Coinapult partners with Crypto Capital to reopen in the U.S., meeting state financial regulations.

Popular exchange and brokerage service Coinapult has announced a partnership with regulated financial services provider Crypto Capital. The move means that Coinapult can continue its operation as an exchange, wallet and brokerage service, while outsourcing their anti-money laundering (AML) and know-your-customer (KYC) duties to Crypto Capital.

Explaining the benefit to the company, Coinapult issued a statement on May 20 describing how the they will no longer be handling their own financial regulation compliance work.

“Coinapult will no longer request know-your-customer (KYC) documentation. This allows anyone to utilize Coinapult's pricing services and API without restriction. Crypto Capital will be performing KYC for customers who want to deposit or withdraw fiat currencies. Additionally, limits on account volumes have been lifted.”

Cointelegraph has previously reported on the increasingly difficult set of regulations facing digital currency companies operating in the U.S. As a growing number of states begin drafting and applying their own financial requirements for these companies to meet, startups face a legal minefield when trying to remain compliant.

Speaking on the Let's Talk Bitcoin podcast of May 6, one of Coinapult's original co-founders Erik Voorhees, who subsequently left the company in January 2014, explained his earlier reasoning for closing the company's U.S. office and moving the operation to Panama.

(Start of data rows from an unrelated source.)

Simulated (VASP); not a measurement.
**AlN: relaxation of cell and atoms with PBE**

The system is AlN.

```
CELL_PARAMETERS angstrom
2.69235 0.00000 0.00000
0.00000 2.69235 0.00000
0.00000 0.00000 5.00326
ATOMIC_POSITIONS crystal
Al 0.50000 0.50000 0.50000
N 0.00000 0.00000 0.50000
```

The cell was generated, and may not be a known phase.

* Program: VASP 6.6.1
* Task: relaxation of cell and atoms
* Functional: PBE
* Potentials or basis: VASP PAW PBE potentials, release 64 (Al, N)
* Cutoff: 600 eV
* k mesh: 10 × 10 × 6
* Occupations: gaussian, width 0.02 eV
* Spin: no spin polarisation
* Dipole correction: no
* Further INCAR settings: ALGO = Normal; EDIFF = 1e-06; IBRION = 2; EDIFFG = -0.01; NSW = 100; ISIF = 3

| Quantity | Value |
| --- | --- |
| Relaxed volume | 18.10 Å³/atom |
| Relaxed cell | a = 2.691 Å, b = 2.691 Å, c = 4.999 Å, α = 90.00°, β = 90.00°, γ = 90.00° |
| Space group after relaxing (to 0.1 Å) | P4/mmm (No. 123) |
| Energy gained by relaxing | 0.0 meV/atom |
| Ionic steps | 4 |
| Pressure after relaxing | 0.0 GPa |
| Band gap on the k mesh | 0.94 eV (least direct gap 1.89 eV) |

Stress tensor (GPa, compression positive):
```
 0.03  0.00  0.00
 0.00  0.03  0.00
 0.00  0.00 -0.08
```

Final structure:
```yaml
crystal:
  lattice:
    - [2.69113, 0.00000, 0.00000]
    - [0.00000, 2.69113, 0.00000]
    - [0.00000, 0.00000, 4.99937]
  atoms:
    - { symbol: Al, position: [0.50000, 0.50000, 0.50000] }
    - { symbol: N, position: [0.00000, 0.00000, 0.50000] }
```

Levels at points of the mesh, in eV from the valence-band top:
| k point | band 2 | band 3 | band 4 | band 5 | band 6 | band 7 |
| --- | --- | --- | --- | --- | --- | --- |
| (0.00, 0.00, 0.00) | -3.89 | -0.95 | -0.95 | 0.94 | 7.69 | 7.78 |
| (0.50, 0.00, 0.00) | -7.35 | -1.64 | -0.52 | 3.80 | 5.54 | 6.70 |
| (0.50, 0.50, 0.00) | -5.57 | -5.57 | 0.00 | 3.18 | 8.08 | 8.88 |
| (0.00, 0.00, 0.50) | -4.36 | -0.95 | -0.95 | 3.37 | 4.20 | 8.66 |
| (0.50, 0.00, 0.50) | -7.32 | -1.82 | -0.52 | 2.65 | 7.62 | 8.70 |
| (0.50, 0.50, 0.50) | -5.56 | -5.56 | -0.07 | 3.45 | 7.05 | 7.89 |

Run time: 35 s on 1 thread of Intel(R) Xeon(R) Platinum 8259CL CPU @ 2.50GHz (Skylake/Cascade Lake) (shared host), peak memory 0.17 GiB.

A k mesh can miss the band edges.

“[Governments] think that their fiat currencies will outlive Bitcoin, but they're wrong. Once they realize that they're going to become very hostile, and we basically didn't want to build a bitcoin company in the U.S. because of that.”

Coinapult co-founder Erik Voorhees

Digging further into his experiences of the regulation and legal situation of digital currencies, Voorhees shared his more recent understanding that the problem lies with serving U.S. customers, rather than in having the operation based there.

“It's far more important where your customers are than where you are. So it probably would have been just fine if Coinapult had stayed in the U.S., but just blocked the U.S. as a jurisdiction, so that customers from the U.S. couldn't use it. That's probably almost as good as leaving the country with the actual office and the people.”

The company’s partnership with Crypto Capital makes sense from this point of view, as Voorhees has found a way for the company to serve U.S. customers, while avoiding the legal risks of needing to be compliant with the varying regulations of all 50 states.

Crypto Capital will be taking on the legal responsibilities involved with checking customer's credentials and making sure that record keeping and fund processing meets the conditions set by customers’ countries and, in the case of the U.S., their state. The imminent release of the finalized BitLicense legislation in New York will be an early test of this arrangement, and a sign of things to come, as many states are expected to emulate the cryptocurrency regulation.

Crypto Capital is a registered fiduciary, meaning they are authorized by their customers to hold assets and funds in trust on their behalf. In the case of digital currency companies, this means they are able to hold fiat and other funds in trust under separate Crypto Capital banking accounts. In this way, some of the legal obligations surrounding the holding of customer funds are transferred away from the client — in this case.